Check out the third quarter investment returns in the table below. Large cap US equities were up 1.1% while small cap stocks lost -6.7% and are officially in a “correction” – down over 10% from their highs, a bear market is typically defined as down 20% from the highs fyi.
A strong US dollar (up 7% against a basket of currencies in Q3) ate into foreign equity returns in overseas markets. The EAFE index of developed country markets lost -5.9% in the quarter – mainly because of weaker currencies. Most bond yields moved sideways except for High Yield junk bonds which sold off as spreads widened against treasuries to 420 bp in a risk off trade.
This week – tear gas and pepper spray greeted protesters in Hong Kong. Citizens want the right to vote – as promised by Beijing. China’s President Xi Jinping is crawfishing on that promise wanting to keep Hong Kong in line and not encourage the rest of China towards universal suffrage.
The S&P 500 dropped to 1968, almost 1% over the week. Small caps lost closer to 2%.
Stocks have struggled ever since the S&P 500 crossed the 2000 level in late August – the reason? Investors have been too complacent amidst geopolitical storms; valuation is bit stretched and global growth spotty. We probably will need good third quarter earnings (about to be reported in October) to stabilize the market.
Yields on short term T-bills dipped below zero early in the week. Banks have cut back borrowing via “repos” to money market funds (MMF) – the banks were window dressing end of quarter balance sheets. The MMFs need high quality assets and were scrambling to buy short T-bills due Oct 2 at –.1%. Meanwhile, ten year treasury bonds ended the week down a little – just shy of 2.50%.
There was lots of talk this week about the “illiquid bond market”. Dealers have been stepping back from making markets and inventories are low. Part of that is due to more regulations. Illiquidity means wider swings in prices.
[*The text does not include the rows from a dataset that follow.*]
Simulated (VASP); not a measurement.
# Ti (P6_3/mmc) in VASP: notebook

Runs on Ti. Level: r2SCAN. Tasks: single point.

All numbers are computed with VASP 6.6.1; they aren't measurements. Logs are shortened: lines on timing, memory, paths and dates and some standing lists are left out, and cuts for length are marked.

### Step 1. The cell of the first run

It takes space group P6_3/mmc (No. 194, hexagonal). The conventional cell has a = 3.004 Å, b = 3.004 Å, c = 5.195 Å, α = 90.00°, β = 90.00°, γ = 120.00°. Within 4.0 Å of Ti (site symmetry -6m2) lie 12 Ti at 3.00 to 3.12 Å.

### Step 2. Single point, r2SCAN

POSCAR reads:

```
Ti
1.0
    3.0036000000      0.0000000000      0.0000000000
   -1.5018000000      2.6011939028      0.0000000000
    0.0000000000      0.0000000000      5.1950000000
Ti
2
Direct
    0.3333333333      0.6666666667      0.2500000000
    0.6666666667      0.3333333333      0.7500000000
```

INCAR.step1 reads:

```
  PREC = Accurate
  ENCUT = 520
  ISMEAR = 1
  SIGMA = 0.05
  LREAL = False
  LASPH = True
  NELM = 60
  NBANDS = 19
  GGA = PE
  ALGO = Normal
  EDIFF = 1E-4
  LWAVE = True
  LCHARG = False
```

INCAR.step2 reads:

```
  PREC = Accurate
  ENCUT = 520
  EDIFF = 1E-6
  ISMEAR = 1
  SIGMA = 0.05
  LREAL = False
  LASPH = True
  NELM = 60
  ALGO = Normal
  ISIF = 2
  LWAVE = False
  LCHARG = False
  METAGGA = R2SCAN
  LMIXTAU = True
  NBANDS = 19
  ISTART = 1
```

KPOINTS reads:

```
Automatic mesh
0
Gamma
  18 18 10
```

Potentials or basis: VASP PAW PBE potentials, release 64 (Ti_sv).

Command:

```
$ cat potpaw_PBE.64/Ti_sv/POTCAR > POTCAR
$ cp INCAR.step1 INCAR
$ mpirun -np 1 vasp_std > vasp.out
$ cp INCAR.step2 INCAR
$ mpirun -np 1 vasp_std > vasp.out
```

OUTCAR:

Employment releases are the most influential macro indicators for capital markets. On that front, September’s employment report out Friday was clearly better than expected. Payroll employment rose a more-than-expected 248,000 and the prior two months were revised up +69,000. Private sector employment was solid. Furthermore the unemployment rate fell to 5.9%.
Despite Middle East turmoil oil prices are falling. Brent dropped to $92, down almost 20% since the year’s peak of $115 on June 19. Ed Yardeni explains: (1) US crude production is soaring to 9.2mbd in September, up from 4.2mbd in 2009. Imports are down. Exports are up. (2) fuel efficiency in the US is way up (3) demand is down owing to global economic weakness.
A final reason is (4) strength in the dollar. Yardeni says “Commodity prices in general tend to rise (fall) when the dollar is falling (rising). That’s because a strong dollar increases the local currency prices of commodities, which tend to be traded in dollars. Rising local prices around the world tend to depress the global demand for commodities. The same applies to oil.”
India’s new pro-business Prime Minister was in Washington and NYC this week in an attempt to convince investors that India is once again open for business. AEI notes “He appears earnest about his desire to slash red tape and replace it with a red carpet for investors. But those expecting Mr. Modi to dramatically reinvent India’s government, rather than merely rein in its infamous bureaucracy, will likely be disappointed.”
Not much data out next week. The FOMC minutes from the September 16/17 meeting will be released on Tuesday. And the IMF annual meetings will be in DC where they will release new global growth predictions. Director Christine Lagarde indicates that growth next year will be less than previously forecast.